Years later, in both the 1967 Six-Day War and the 1973 Yom Kippur War, General Sharon’s battlefield tactics, which resulted in the mass destruction of Egyptian forces in the Sinai and Suez regions, were so daring that his military doctrines were studied and taught at the United States Army War College.

However, as the funeral procession made its way southward through the Coastal Plain (Shefela) along Route 3 toward the Sycamore Ranch where the late prime minister was to be interred, Israeli politicians and world leaders found themselves surrounded by layers of IDF military hardware. The weapons and equipment included UAVs (unmanned aerial vehicles, commonly known as drones), helicopters and an Iron Dome anti-missile battery. Just a few hours after Sharon was buried, the Iron Dome nearly had to be activated to fend off two rockets fired by terrorists from the nearby Gaza Strip.

The presence of an Iron Dome battery and the rockets fired at southern Israel in the funeral’s aftermath also accentuate Sharon’s tainted political legacy. His mixed record includes his 1983 resignation as defense minister following the massacre of hundreds of Palestinians by Israel’s Lebanese Christian allies in the Sabra and Shatila refugee camp during the first Lebanon War (Operation Peace for Galilee), and then-Prime Minister Sharon’s forced removal in 2005 of thousands of Jews from their homes in the Gaza Strip. That unilateral Israeli withdrawal resulted in Hamas’s rise to power in Gaza.

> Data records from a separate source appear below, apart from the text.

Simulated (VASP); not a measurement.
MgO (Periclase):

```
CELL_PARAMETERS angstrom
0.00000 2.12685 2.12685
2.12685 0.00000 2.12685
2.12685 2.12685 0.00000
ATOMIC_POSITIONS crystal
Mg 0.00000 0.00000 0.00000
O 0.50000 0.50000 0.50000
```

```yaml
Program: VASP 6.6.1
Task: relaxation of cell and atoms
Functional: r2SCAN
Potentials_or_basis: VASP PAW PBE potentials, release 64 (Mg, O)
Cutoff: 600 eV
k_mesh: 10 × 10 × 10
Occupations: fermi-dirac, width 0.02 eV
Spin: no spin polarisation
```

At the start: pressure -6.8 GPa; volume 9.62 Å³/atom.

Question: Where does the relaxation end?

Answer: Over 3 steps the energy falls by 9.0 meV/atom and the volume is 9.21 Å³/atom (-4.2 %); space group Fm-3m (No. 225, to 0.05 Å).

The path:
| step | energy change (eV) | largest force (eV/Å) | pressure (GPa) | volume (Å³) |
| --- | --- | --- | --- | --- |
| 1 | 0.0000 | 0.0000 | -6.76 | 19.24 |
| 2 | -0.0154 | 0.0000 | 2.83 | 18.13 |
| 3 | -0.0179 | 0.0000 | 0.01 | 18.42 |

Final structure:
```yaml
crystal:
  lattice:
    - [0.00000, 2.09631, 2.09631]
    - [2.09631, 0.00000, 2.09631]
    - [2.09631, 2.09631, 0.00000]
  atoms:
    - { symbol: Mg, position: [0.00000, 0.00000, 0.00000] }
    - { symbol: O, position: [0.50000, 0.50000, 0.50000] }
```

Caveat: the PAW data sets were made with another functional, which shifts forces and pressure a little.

Reacting to Sharon’s death, several former Gush Katif residents expressed both sorrow and anger to the Israeli newspaper Israel Hayom. Lior Calpa, who lived in Neve Dekalim and chairs the post-Gaza disengagement Gush Katif Residents Committee, said, “Against all of his virtues that’s the measure he took, which was unclear and illogically conceived. [It] brought us to the reality where rockets are falling on Rishon LeZion and Gedera and more than a million Israelis are living under a constant threat. I will always remember [this], not the other things he’s done.

“Every day that I go to work and come home in the evening,” Calpa continued, “I see the families in Nitzan. I know so many stories from every caravan and every family that has yet to see the horizon. This is my last memory of Sharon. I don’t respect people whose opinion before the election is one way and then changes 180 degrees.”

Dror Vanunu, a former Gush Katif spokesman, said, “Sharon led Israel to great achievements on the battlefield and other important areas, and brought about great development in Judea and Samaria and the Gaza Strip. That’s something that cannot be taken from him. Still, it’s hard to ignore the fact that, alongside all of his great achievements throughout his time, his last act was actually unsuccessful. On the contrary, it was a failure from all angles.”

Yossi Dagan, the deputy chairman of the Samaria Regional Council who was expelled from his home in the northern Samarian settlement of Sa-Nur during the disengagement, said Sharon’s death brought back bad memories.

“Everything pops up again on a day like this. All of the trauma of the expulsion, all the terrible images of people being dragged from their homes on the earth. On the one hand Sharon has ample virtues. But on the other hand his betrayal of the public, which admired him for so many years, turning against their values, maybe just to save himself from prosecution – it all makes for mixed feelings.”

Condemning joyful expressions by some following Sharon’s death, Dagan said, “When a Jew passes away, you should not show happiness. On the one hand it’s incorrect to ignore the terrible things he did, and on the other hand it’s forbidden to ignore the positive things he accomplished. We must respect his memory and recall both the bad and the good.”